Industrial packaging company Greif Inc. estimates it is currently saving $1 million in IT costs since consolidating on a single platform. The firm recently underwent an IT consolidation strategy using SSA Global technology and the IBM Corp. i5 eServer hardware platform.
According to Ken Andre, CIO at Greif, the company recently made some acquisitions and had been struggling to consolidate a disparate IT infrastructure. Overall, the IT consolidation is a component of a larger business transformation strategy to improve customer support and services. It’s all about agility, Andre said.
Greif, with the help of SSA Global and IBM, is working to consolidate its data centres. The major task was to merge its two SSA Global enterprise resource planning (ERP) systems on a single iSeries i5 platform using both i5/OS and AIX to produce a leaner infrastructure, Andre said, adding that the goal was to reduce IT cost and complexity.
Greif purchased the IBM eServer i5 system through Sirius, an IBM Premier Business Partner and SSA Global Strategic Alliance Partner. According to Graeme Cooksley, executive vice-president of SSA Global, IT now competes with other parts of the business for the investment dollar within the organization. “From a technology perspective you can now run different applications using more than one operating system on the same box…something larger global data centres couldn’t have done just a few years ago.” IT consolidation provides a more efficient IT infrastructure, and also brings business value with ROI that can exceed other business units, Cooksley claimed.
Based in Delaware, Ohio, Greif has 10 Canadian operations including a processing centre in Niagara Falls. The goal was to consolidate to fewer data centre facilities with fewer servers. Greif’s leases for its Hewlett-Packard Co. Unix and EMC hardware came up at the end of 2004.
The company was actively seeking a replacement and saw the IBM iSeries Power 5 as an opportunity to consolidate and more than just replace the four HP servers, Andre said. The technology allowed Greif to consolidate up to 20 servers including older iSeries and some Intel-based Microsoft Corp. Windows servers. “We decided to do it after looking at the projected cost savings and improved reliability on that single platform,” Andre said. But it was far from an easy task as Greif had to reconcile the disparate legacy applications. “It was like trying to bring together two diverse religions,” Andre said.
Greif is adopting a best-of-suite approach — using SSA ERP solutions for its IT environment and has identified SSA Supply Chain Management, SSA Customer Relationship Management and SSA eBusiness solutions. Even though Greif initially started big — leases were coming up and the firm was experiencing reliability issues — Andre advocates starting small when thinking of IT consolidation.

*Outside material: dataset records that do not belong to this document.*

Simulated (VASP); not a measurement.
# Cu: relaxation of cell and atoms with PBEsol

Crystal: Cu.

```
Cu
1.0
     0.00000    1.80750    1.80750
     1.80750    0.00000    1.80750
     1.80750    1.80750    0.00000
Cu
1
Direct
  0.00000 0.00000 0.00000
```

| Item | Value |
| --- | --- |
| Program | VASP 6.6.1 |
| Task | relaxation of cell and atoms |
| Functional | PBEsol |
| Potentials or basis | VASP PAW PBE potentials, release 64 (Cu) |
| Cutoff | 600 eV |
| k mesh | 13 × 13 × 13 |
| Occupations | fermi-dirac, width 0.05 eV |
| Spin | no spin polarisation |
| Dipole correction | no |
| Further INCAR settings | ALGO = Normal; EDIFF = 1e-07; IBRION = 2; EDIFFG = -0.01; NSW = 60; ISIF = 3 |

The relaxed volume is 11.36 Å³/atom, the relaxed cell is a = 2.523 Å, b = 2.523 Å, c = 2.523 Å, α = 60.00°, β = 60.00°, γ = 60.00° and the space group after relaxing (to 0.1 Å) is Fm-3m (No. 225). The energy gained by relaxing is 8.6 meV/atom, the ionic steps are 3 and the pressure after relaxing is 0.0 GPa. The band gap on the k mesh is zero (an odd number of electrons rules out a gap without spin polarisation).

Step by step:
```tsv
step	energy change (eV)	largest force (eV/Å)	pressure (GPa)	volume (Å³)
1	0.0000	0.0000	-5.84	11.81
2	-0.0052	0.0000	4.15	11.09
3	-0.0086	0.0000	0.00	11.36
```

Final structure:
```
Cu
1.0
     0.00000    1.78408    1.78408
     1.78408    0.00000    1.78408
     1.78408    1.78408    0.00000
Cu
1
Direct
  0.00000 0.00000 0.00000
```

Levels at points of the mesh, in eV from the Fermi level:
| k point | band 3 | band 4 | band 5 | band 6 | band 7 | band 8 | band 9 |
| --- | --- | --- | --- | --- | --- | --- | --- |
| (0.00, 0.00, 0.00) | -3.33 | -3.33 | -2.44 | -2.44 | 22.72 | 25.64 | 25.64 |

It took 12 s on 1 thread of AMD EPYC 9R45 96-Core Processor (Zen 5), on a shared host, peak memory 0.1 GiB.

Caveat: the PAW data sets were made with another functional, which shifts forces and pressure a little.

“We decided to start with the biggest piece and that was migrating our 1,000 BAAN users in Canada and the U.S. over to the Power 5,” Andre said. Greif needed to look into the data centre and figure how to consolidate and save on infrastructure so that the one per cent currently spent on IT could be spent more on supporting users and applications, instead of just the boxes that run everything, Andre said.
Overall, the company saved 40 per cent in the pure infrastructure support costs for these servers, including the combination of the leases, hardware and software maintenance, operating systems and disaster recovery services, Andre said. Greif additionally saved by consolidating BAAN and BPCS ERP contracts with SSA after SSA bought BAAN. The cost savings allow Greif to reinvest in applications like CRM, lean manufacturing and scheduling from the shop floor.
This couldn’t have been done on a decentralized platform, Andre said, adding, “We can put them in without a big blip in our spending.” The biggest pain points were in dealing with past experiences of deploying large ERP implementations. There was reluctance to start such a large upgrade project since there were concerns over integration and current functionality. Greif learned that it had to link IT to the overall business strategy.
“Don’t look at it as simply buying hardware,” Andre said. In short, the IT department has had to adapt. “They have to become more generalists…IT must be broader in scope,” Andre said.